Continentalization is already bringing with it a new form of governance. The nation-state, which grew up alongside the First and Second Industrial Revolutions — and provided the regulatory mechanism for managing an energy regime whose reach was the geosphere — is ill-suited for a Third Industrial Revolution whose swath is the biosphere.

Distributed renewable energies generated locally and regionally and shared openly — peer to peer — across vast continental land masses connected by intelligent utility networks and smart logistics and supply chains favor continental governing institutions.

The European Union is the first continental governing institution of the Third Industrial Revolution era. The EU is already beginning to put in place the four-pillar infrastructure for a European-wide energy regime — along with the codes, regulations and standards to effectively operate a seamless transport, communications and energy grid that will stretch from the Irish Sea to the doorsteps of Russia by midcentury.

Asian, African and Latin American continental political unions are also in the making and will likely be the premier governing institutions on their respective continents by 2050.

In this new era of distributed energy, governing institutions will more resemble the workings of the ecosystems they manage.

Just as habitats function within ecosystems, and ecosystems within the biosphere in a web of interrelationships, governing institutions will similarly function in a collaborative network of relationships with each integrated into the other and the whole.

This new complex political organism operates like the biosphere it attends, synergistically and reciprocally. This is biosphere politics.

Geopolitics has always been based on the assumption that the environment is a giant battleground — a war of all against all — where we fight with one another to secure resources to ensure our individual survival.

Biosphere politics, by contrast, is based on the idea that the Earth is like a living organism made up of interdependent relationships and that we each survive by stewarding the larger communities of which we are a part.

The new bottom-up continentalization and globalization allow us to complete the task of connecting the human race. It opens up the possibility of extending the empathic sensibility to our species as a whole, as well as to the many other species that make up the life of the planet.
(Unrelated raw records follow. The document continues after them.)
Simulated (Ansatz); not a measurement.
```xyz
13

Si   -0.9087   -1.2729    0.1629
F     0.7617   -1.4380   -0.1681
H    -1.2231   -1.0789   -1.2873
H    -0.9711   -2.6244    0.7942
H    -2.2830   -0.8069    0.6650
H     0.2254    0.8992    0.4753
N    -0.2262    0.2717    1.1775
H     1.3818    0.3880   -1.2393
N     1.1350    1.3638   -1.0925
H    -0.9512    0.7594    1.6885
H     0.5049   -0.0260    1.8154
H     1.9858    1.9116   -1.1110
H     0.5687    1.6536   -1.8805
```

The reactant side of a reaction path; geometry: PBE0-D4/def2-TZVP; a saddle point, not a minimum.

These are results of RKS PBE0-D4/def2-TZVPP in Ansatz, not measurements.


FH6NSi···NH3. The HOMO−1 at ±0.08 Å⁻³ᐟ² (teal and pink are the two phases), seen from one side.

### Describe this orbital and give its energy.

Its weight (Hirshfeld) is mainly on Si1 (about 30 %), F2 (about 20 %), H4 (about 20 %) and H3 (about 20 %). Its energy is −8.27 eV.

The era of economic entrenchment that we now find ourselves in, during the twilight of the Second Industrial Revolution and the dawn of the Third Industrial Revolution, is likely to last for a generation.

That period should be used both to rethink the conventional wisdom that has brought us to this dangerous impasse in human history. And we should use it to prepare a powerful new narrative for the generations that will follow — and in whose hands will rest the awesome responsibility of rehealing the Earth and creating a sustainable planet.

Ironically, climate change is forcing us, as never before, to recognize our shared humanity and our common plight, in an essential way, rather than a superficial way. We are truly all in this life and on this planet together — and there is simply nowhere any longer for any of us to escape or to hide.

My sense is that while the initial response to climate change, which has teetered somewhere between disinterest, denial and, at best, weak acceptance — that is, without commensurate emotional and political commitment — is fast changing.

We are entering a new phase in which the "real-time" impacts of climate change are beginning to impinge on whole regions of the world, affecting large segments of humanity.

The first reactions coming in are fear and anger on the part of the early victims and feigned interest among those not yet affected. That is going to change rapidly in the coming decades as the effects of climate change ripple out and impinge on larger pools of humanity.

Editor’s Note: This feature is adapted from EMPATHIC CIVILIZATION by Jeremy Rifkin, published by Tarcher. Copyright 2010 Jeremy Rifkin. Reprinted with permission of the publisher.

Takeaways

While some level of globalization will continue to exist, it is likely that continentalization will play a more dominant role.

When every community is locally empowered, it can engage directly in regional, continental and limited global trade.

Geopolitics has always been based on the assumption that the environment is a giant battleground — a war of all against all.

The new era of distributed capitalism in energy and communication allows us to sculpt a new approach to globalization.

Biosphere politics is based on the idea that the Earth is like a living organism made up of interdependent relationships and that we each survive by stewarding the larger communities of which we are a part.